LOS ANGELES (Back Stage) - As Christian Bale reluctantly soaks in the acclaim for his role in the upcoming drama “The Fighter,” one of the people he should thank is his daughter.
It was at an event for her school that Bale ran into Mark Wahlberg, whose daughter is a fellow student. Wahlberg had spent years developing his true-story movie about boxer “Irish” Micky Ward and his offbeat, often overbearing family. Wahlberg knew he needed the perfect actor to portray Ward’s half-brother and trainer, Dickie Eklund, a once-great pugilist who had lost his career to a crippling addiction to crack. “The first time I saw Christian,” Wahlberg recalls of their chance encounter, “I was like, ‘Holy f---! I’ve figured it out.'”
Before long, Wahlberg and Bale were spending time in Lowell, Mass., where Ward and Eklund still live, getting to know the brothers and their family. Wahlberg and Bale also had to choose a director, and it was Bale who first suggested David O. Russell, with whom Wahlberg had previously worked on “Three Kings” and “I Heart Huckabees.”
Recalls Bale, “Mark said he didn’t want me to feel he was just going with a buddy of his, but I said, ‘No, let’s give him a call.’ So we sat down, and it was right.”
While the script continued to develop, Ward and Eklund spent weeks in Los Angeles, staying in Wahlberg’s guest house. “We would meet up every day,” Bale reveals, “just to train and spar and hang out together.”
The commitment paid off; in the film, opening December 10, Bale is almost unrecognizable as Eklund. The character’s body ravaged by drugs, Bale is gaunt and pale, his teeth are fake, and his thinning hair reveals a sizable bald spot on the back of his head. But the performance transcends mere physical transformation, digging deeply into the soul of a man who lost his shot at glory. Hiding his whip-smart intelligence behind hollow eyes, Bale perfectly captures Eklund’s jealousy, selfishness, and unwavering love for his brother -- sometimes in the same moment.
Bale is now back up to his normal weight, and sports a thick beard and long hair that remind you he once played Jesus in a 1999 TV movie. He hasn’t cut his hair since filming wrapped on “The Fighter,” saying he likes to grow it out between roles in case he needs a certain style for his next character.
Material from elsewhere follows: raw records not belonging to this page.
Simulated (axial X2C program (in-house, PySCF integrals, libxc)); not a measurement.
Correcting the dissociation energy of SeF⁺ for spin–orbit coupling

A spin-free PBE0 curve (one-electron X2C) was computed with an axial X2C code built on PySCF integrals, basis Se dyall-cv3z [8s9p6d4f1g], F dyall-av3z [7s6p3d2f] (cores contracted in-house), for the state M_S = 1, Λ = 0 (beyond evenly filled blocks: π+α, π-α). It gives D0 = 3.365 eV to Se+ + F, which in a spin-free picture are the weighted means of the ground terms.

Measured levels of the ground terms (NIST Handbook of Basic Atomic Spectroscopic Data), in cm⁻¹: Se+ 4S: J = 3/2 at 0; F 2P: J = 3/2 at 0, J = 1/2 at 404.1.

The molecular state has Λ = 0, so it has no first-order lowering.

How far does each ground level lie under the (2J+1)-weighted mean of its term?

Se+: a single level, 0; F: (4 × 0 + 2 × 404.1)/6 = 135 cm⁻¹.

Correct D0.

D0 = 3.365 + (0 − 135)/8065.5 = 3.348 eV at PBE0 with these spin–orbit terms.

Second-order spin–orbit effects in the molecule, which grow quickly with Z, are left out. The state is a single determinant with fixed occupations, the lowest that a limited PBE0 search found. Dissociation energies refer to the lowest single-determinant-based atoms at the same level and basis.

In his early years, the Welsh-born actor seemed determined to avoid major Hollywood stardom by seeking out roles in small, quirky films such as “American Psycho” and “The Machinist.” It only partially worked: At one time, he was the most downloaded celebrity on the Internet, a fact that seems to mortify him to this day. Then, just when people thought they had him pegged as the serious indie film guy, he signed on to play Batman in one of the biggest franchises in film history. After that, it became impossible to predict what Bale would do next: He could team with Werner Herzog for the small drama “Rescue Dawn,” then turn around and take the lead in the action blockbuster “Terminator: Salvation.”
His role in that film was overshadowed by controversy when audio surfaced of Bale deriding a crew member on set, sealing his reputation for uberseriousness. But he actually has a wicked, self-deprecating sense of humor.
Though the character of Eklund takes Bale to dark places on screen, it also provides the actor with a rare opportunity to showcase his comedic skills. A born raconteur, Eklund gets laughs not only from his outrageous statements but also from actions, like repeatedly jumping out the back window of a crack house to avoid his mother. For Bale, having a touch of levity in the story was essential to the tale.
“Tragedy goes with comedy, and that’s never truer than in the case of Dickie,” Bale says. “We actually had to pull back on some of the comedy, because we were afraid people wouldn’t believe some of these crazy situations he got himself into.”
Repeat the popular rumor that he disappeared between scenes on the set of “The Fighter,” only to emerge like a ghost whenever he was needed, and Bale can’t resist a smile. “I like that rumor,” he nods. “Some rumors are so great, I’d rather not dispel them. I can laugh at them -- not all of them, but most of them.”
But raising the possibility that Bale could now secure his first Academy Award nomination makes him visibly uncomfortable.
“Of course I’ve heard it,” he confesses. “There are people who work on movies called producers, and they make sure I hear it. But I also know there’s going to be people who see me and don’t like what I do.”
Try to push the subject further, and he finally says, “Here’s the thing. You should never talk about stuff like that because no matter what answer you give, you’re a cock. If you say you don’t care about any of that -- well, why not? It’s flattering, it’s human. Or you can say, ‘I really want it.’ And who do you think you are? You just can’t talk about it either way.”